Hebrew media review

Trains don’t roll on Shabbos either

Likud crisis turns into public discord as ultra-Orthodox pressure shuts the railways, sending soldiers scrambling

The Binyamina train station, February 19, 2008 (Chen Leopold/Flash 90)

For the second week in a row, the spat over railway construction on Saturdays rules the front pages, this time after Prime Minister Benjamin Netanyahu put the kibosh on work carried out on the Jewish Sabbath and lashed out at his transportation minister for letting it go forward in the first place. The shutdown of train operations on Sunday as a result of Saturday’s work cancellation sends passengers along the trunk line between Tel Aviv and Haifa scrambling for alternatives.

Health Minister Yaakov Litzman, the head of the United Torah Judaism party, told Netanyahu that a prominent rabbi leading the Gur Hassidic sect instructing him to leave the government should the Sabbath be violated, Haaretz reports.

This aggression will not stand, man, Netanyahu said in a statement Saturday night, in which he accused Katz of “initiating the crisis to undermine relations between the prime minister and the ultra-Orthodox public” and “holding the traveling public and soldiers hostage.”

Israel Hayom follows Netanyahu’s lead and squarely places the blame for the coalition crisis on Katz, for letting the construction happen on the Sabbath. Israel Hayom quotes “senior sources on behalf of Netanyahu” saying that the prime minister is weighing firing Katz, and quotes Netanyahu’s chief of staff saying that “Katz tried to carry out a putsch against Netanyahu in the Likud secretariat.” The paper uses the first part of that quote as its headline, casting a shadow over the transportation minister in its coverage.

Indeed, the pro-Netanyahu tabloid devotes the first 11 pages of its coverage on Sunday to the many ins, outs and what-have-yous of the Sabbath trains. Yedioth Ahronoth spills a similar amount of ink, including a scathing piece in which it reports on the protests against the closure of the train from Friday night to Sunday night, including the outcry from soldiers forced to slog their way back to base Saturday night to avoid entanglement in the Sunday morning crush created by the train cancellations.

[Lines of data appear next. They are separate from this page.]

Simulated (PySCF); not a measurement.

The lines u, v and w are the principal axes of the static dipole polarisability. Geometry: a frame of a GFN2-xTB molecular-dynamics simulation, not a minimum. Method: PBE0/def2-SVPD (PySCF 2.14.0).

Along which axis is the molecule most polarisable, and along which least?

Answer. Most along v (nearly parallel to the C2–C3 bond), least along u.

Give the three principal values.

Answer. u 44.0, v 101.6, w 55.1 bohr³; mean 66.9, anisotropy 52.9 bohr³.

Writing in Yedioth Ahronoth, Nahum Barnea says that the current political crisis was “created out of weakness of character, malice, perhaps idiocy as well — not because of a real problem.” He accuses the ultra-Orthodox politicians of weakness of character for responding to every tiny talkback, in the parlance of our times. But he says the real issue lies within the Likud party.

“Yisrael Katz tried to dwarf Netanyahu’s rule in his party’s institutions. According to Netanyahu’s version it was an attempt at a palace coup, a putsch; according to Katz, it was a move intended to prevent Netanyahu from appointing his people in a way that would entangle everyone, including Katz, in criminality.”

Unlike former Likud ministers Moshe Ya’alon and Gideon Sa’ar, Katz is standing his ground and won’t resign, Barnea writes.

“He isn’t capable of replacing Netanyahu, but he is capable of getting him in up to his neck. The man who presents himself as one of the greatest leaders the world has known is exposed as a paranoid, jealous politician who quibbles with his peers and fails to deal with a so-what problem,” he says. “Katz is the mirror Netanyahu wants to break.”

Israel Hayom’s Mati Tuchfeld agrees with Barnea on the fact that the crisis is not about the Sabbath or trains, but rather just a facade for an internal Likud power struggle. Katz knows that the Israeli media is clearly “anti-ultra-Orthodox” and that if Netanyahu appears to concede to the Haredi parties on the issue of construction on Saturdays, he’ll be on the wrong side of public opinion. Katz fabricated a governmental crisis over the Sabbath, he says, echoing Netanyahu’s office. “A string drawn too tight will eventually break. The question of whether we’ve reached that point or not will be answered soon.” The coalition’s life is in his hands.

The current crisis is a problem for Netanyahu, writes Haaretz’s Yossi Verter, because this isn’t the familiar left vs. right battle he’s comfortable fighting. He’s trying to push blame onto Katz “in the hope that [public] anger will be turned on him.”

“Hundreds of thousands of civilians and soldiers will pay the price for Netanyahu’s embarrassing capitulation to the ultra-Orthodox” for construction “not in Mea Shearim nor in Bnei Brak but in secular greater Tel Aviv,” Verter says.

“The assessment yesterday in Katz’s circles was that the letter of dismissal was coming sooner rather than later. In that case Katz plans to hold a press conference and say what’s on his mind. He won’t mince words.”

Verter says that the Haredi party leaders “could have swallowed the construction projects considered essential if someone had put them in their place. But knowing the client standing before them, suitably pushable and squeezable, they had to push and squeeze. They haven’t had a prime minister more accommodating than Netanyahu, because of his political and coalition situation, just as he hasn’t had strategic partners more comfortable.”